Thursday, January 17, 2008

Indulging

















Via Open Left I read that the Republican House Minority Leader, John Boehner, has issues with food that he can’t pronounce:

'...The presidential race is not the only place where change is an issue. Members of Congress returning to the Capitol this week are being confronted by transformational happenings that have shaken the building to its foundations: Democrats have hired a new company to run cafeteria services. Naturally, this has caused an outbreak of partisan skirmishing. "I like real food," proclaimed Republican leader John Boehner when asked about the new menu by a producer for another cable news outfit. [It was CNN] "Food that I can pronounce the name of."...'

While I certainly don’t find it surprising that a high-ranking Republican politician has major issues with things he is unfamiliar with or he can’t understand, and wants to go as far as complaining about it on National television with the aim of shutting the whole thing down, what struck me about the brief article was the following comment that he made:

'...The company that Nancy Pelosi and her people have hired has a mandate to "Go Green," complete with a mission statement posted outside the cafeteria on an eco-friendly LCD screen and a requirement to buy carbon offsets. Boehner doesn't think much of that either. "It reminds me of the Catholic Church in the Middle Ages, when we had indulgences," says Boehner of the offsets...'

Mr. Boehner is a Catholic, but one who apparently doesn’t understand his own faith. He refers to indulgences in the Catholic Church in the past tense, when in fact they are alive and quite well. What he may be talking about is the famous tradition of tying indulgences to financial transactions, which was officially outlawed by Pope Pius V in 1567 - Martin Luther and his hammering complaints on a door had something to do with that. But indulgences remain to this day.
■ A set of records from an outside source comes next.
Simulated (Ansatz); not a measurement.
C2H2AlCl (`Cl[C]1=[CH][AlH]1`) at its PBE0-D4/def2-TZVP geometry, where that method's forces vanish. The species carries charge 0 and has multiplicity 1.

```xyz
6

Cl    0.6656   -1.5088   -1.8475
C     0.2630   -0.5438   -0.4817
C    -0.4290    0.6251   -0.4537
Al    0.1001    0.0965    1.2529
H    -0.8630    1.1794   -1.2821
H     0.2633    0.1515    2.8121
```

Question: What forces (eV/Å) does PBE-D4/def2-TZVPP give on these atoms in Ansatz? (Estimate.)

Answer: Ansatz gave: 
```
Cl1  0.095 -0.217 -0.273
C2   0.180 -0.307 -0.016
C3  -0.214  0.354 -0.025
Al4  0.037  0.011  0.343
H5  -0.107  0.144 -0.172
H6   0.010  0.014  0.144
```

What’s fun about indulgences is that they do still remain an inherently financial transaction, despite the official removal of money from the equation. The currency of indulgences is merits: through acts of prayer and penance one builds up a store of merits which can remiss certain types of punishment for sin; excess merits one has can actually be transferred to someone in need. The Catholic Church is allowed to give indulgences as well, though it doesn’t ‘earn’ them in the same way; instead the Church has what is referred to as the ‘Treasure House of Merit.’ This is a collection of merits (rather large, considering the Church’s history of handing them out) that the Church ‘inherited’ upon the deaths of the early church saints, who apparently had quite an excess of them.

And like money, and the carbon offsets that Mr. Boehner lambastes, this is a currency that ultimately has as its aim the modification of social behavior. Sin, as it were, has a price, which must be paid. What would be real fun would be to take merits and indulgences to the next level, develop a trading market for them, and derivatives based on futures as well. Perhaps Mr. Boehner could work on setting that up since he frowns on the same process for carbon offsets.